Behind the Paper

Building a Modern Data Platform for the Artificial Intelligence Era

A blueprint of an agile Big Data platform based on Data Lakehouse architecture following state-of-the-art technology (DataOps, Kubernetes, and a Cloud-Native ecosystem) providing the base for Machine Learning and Artificial Intelligence.

Published in Computational Sciences, Mathematical & Computational Engineering Applications, and Statistics

Mar 22, 2025

Ahmed AbouZaid

Lead DevOps Engineer, DevOps Transformation Advisor

Building a Modern Data Platform for the Artificial Intelligence Era

Liked by Thomas von Larcher and 4 others

Explore the Research

Artificial Intelligence without data is just Artificially! Having all those recent AI breakthroughs without proper data management would be impossible. Since across various domains, data is the first gate to all data-driven activities, such as Artificial Intelligence, Machine Learning, and Business Intelligence. Effectively managing data to support AI was the main goal of the paper “Building a modern data platform based on the data lakehouse architecture and cloud-native ecosystem”, published on 22 February 2025 (just after the Love Data Week 2025, isn’t it lovely?)

Paper Highlights

The research creates a blueprint using DataOps, Kubernetes, and a Cloud-Native ecosystem to build a resilient Big Data platform following the Data Lakehouse architecture, providing the base for Machine Learning and Artificial Intelligence.
Using an iterative approach, we architectured and implemented the core of the platform, which is composable and cloud-agnostic. This avoids vendor lock-in and enables seamless deployment across environments from any Cloud provider or on-premises.
The initial benchmarking showed that the platform could efficiently handle massive amounts of records, benefitting from Apache Iceberg format features.

Personal Background

This paper is based on my dissertation for the Master of Science degree in Data Engineering at Edinburgh Napier University, which was a unique learning experience on many levels.

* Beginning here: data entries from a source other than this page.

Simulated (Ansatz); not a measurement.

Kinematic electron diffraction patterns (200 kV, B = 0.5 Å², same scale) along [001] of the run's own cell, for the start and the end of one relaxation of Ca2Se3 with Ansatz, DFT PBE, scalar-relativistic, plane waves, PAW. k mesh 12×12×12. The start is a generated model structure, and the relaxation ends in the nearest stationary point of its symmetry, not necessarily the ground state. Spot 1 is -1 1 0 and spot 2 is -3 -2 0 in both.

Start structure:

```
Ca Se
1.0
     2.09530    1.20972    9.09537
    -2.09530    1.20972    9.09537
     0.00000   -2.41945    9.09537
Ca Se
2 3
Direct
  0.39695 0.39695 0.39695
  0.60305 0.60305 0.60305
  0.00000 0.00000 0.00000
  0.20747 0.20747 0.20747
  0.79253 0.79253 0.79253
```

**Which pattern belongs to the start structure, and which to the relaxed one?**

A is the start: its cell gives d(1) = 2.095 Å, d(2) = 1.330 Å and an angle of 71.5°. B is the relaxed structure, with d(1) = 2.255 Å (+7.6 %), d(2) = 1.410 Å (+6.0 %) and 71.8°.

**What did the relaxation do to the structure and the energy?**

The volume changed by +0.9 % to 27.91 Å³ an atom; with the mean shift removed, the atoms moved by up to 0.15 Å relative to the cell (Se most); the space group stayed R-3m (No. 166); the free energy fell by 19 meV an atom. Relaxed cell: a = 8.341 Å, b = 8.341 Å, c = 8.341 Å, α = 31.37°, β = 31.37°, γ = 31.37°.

My intention to enrol in a master’s program was not recent; it began in my final college year. In 2010, I heard that a university-wide research competition had started; hence, I formed and led a research group of three members and participated in the competition. Our research achieved third place, with only four marks behind the project in first place.

At that time, I knew I wanted to have a similar experience again, but I decided first to gain hands-on experience in the technology industry. Later, in 2020, after a decade, I enrolled in the Data Engineering master's program at Edinburgh Napier University, where I experienced significant growth in my personal, academic, and professional skills. During the dissertation, Dr. Peter J. Barclay, the supervisor of my dissertation, suggested creating a peer-reviewed paper based on it.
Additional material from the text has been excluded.